DENVER (Reuters) – Occidental Petroleum Corp (OXY.N) expects to quickly reduce the $40 billion in debt it took on with its purchase of Anadarko Petroleum, the company’s finance chief said on Monday.
Cedric Burgher, in his first public remarks since the $38 billion acquisition closed last week, told an EnerCom energy conference audience, the resulting debt burden was “not too bad,” and pledged Occidental would be selective in choosing assets to sell.
He defended the purchase, which has been attacked by activist Carl Icahn as “misguided and hugely overpriced,” as providing future oil production as a good valuation. Icahn is seeking to remove and replace four directors to influence the scale and pace of asset sales.
“When the smoke clears, people will start to see what we’ve done,” Burgher said to an overflow crowd.
Shares of Occidental fell 4.5% on Monday to $45.01, the lowest level in roughly a decade following a downgrade from analysts at investment firm Evercore ISI.

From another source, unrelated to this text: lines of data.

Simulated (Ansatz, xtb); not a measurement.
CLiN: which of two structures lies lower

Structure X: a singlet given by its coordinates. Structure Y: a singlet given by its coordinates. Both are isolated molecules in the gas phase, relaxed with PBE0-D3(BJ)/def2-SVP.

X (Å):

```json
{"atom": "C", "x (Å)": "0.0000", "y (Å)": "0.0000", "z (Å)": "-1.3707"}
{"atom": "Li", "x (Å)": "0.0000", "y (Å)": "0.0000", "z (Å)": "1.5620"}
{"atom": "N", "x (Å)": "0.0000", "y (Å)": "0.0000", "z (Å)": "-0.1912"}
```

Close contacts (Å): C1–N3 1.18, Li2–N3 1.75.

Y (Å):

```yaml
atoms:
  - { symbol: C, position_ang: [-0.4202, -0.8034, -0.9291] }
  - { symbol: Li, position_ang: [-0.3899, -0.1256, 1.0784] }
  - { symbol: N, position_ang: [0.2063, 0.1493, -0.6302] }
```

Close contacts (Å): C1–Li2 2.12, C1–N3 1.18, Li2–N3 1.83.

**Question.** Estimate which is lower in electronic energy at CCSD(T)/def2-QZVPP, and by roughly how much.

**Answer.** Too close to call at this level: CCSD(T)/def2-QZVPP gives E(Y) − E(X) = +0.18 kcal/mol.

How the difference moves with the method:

“The purchase of Anadarko makes Occidental larger but significantly less valuable,” Evercore analysts wrote in a note to investors on Monday.
Burgher said the deal would achieve $3.5 billion in synergies and cost savings through divestitures and by eliminating redundancies, including duplicate offices.
The company plans to keep Anadarko’s campus in Woodlands, Texas, indefinitely, and make a decision on the space in several years, Burgher said. It plans to remain in Houston and will sell a property that was acquired last year for a new Houston headquarters, he said.
Occidental also plans to be selective about what properties it puts on the market to help pay off the debt, he also said, saying it likes the U.S. offshore production acquired in the deal.
“We like the Gulf of Mexico (properties) we think it’s a keeper; great free cash flow, great assets,” he said. He made no mention of the Western Midstream Partners stake that it also acquired with Anadarko.